[Python-Dev] setuptools in 2.5. (original) (raw)

Phillip J. Eby pje at telecommunity.com
Fri Apr 21 05:33:12 CEST 2006


At 11:08 PM 4/20/2006 -0400, Barry Warsaw wrote:

Question out of total ignorance: say I get a 3rd party package that has a standard distutils setup.py but knows nothing of setuptools. Say I install my own copy of setuptools (or have Python 2.5). Can that 3rd party package still be installed "the setuptools way" without modification?

Yes - that's what easy_install does, and that's a big part of what setuptools' monkeypatching is for. The 3rd party package thinks it's running with the distutils, but in fact it's running with setuptools. EasyInstall then just asks the package's setup.py to "bdist_egg", and once that's done, easy_install just dumps the egg into the installation location. Voila et fini.

My guess is that the original packager has to do /something/ to utilize setuptools (which is fine really -- I'm mostly just curious).

No. All they have to do is refrain from customizing the distutils beyond setuptools' ability to function. A package that thinks it's subclassing the distutils is actually subclassing setuptools, so if they change anything too fundamental, the whole house of cards comes down. For example, Twisted assigns distribution.extensions -- an attribute that's supposed to be a list of Extension objects or tuples -- to the number 1. This of course causes setuptools' brain to explode. :)

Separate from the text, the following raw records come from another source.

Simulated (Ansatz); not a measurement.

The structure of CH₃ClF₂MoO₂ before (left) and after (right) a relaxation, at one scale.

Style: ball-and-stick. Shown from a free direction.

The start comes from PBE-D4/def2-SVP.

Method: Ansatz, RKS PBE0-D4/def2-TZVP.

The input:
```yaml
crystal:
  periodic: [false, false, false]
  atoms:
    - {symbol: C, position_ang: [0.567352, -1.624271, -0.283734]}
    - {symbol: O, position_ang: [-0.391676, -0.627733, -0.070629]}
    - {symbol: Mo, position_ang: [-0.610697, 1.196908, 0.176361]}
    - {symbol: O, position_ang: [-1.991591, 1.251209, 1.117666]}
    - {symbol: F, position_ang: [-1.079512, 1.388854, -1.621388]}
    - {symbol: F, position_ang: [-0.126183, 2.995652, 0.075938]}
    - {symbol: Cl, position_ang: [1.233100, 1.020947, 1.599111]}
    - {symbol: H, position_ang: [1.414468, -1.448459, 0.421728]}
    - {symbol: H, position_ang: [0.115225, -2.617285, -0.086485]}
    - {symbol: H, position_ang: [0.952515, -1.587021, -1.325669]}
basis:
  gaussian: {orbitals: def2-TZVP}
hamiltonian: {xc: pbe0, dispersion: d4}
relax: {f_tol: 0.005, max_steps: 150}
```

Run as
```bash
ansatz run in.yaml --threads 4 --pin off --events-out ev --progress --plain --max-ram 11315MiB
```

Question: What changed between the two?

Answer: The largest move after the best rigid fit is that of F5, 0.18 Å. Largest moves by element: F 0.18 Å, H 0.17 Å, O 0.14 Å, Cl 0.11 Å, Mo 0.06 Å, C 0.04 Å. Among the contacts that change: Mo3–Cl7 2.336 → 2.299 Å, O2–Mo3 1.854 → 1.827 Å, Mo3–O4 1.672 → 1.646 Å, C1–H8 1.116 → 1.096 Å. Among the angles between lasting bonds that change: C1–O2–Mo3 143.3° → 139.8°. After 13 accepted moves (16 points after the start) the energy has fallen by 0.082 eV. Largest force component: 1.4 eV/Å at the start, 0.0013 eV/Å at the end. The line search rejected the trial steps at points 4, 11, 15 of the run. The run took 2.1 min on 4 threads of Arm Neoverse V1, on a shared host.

Their choice makes sense in distutils terms, because the distutils only checks for the truth of this attribute before it gets around to invoking the build_ext command -- which they replace. But setuptools does more complex things relating to extensions, because it needs to know how to build wrappers for them when they get put into eggs. So, this is a nice example of how complex it can be to extend the distutils in ways that don't break random popular packages.

Unfortunately, I can't yet fix this issue with Twisted, because setuptools doesn't yet support optional building of extensions. That's one piece of Marc's mxSetup framework that I've been looking to copy or steal once I get to really overhauling extension and library building. My OSAF work priorities put that work at a later time than now, however.

Anyway, that's a complete digression from the question you asked. As long as Mailman doesn't depend on building something like Numeric or Twisted, you can probably wrap it in easy_install. If it's not something that uses C code, you can just prebuild cross-platform eggs using easy_install. If it uses C code, you'd be able to build it on the target system.

I don't know what Python versions you support, though, and setuptools only goes back to Python 2.3. (Gotta give Google some incentive to upgrade.. ;) Although seriously it's because zipimport came in as of 2.3.)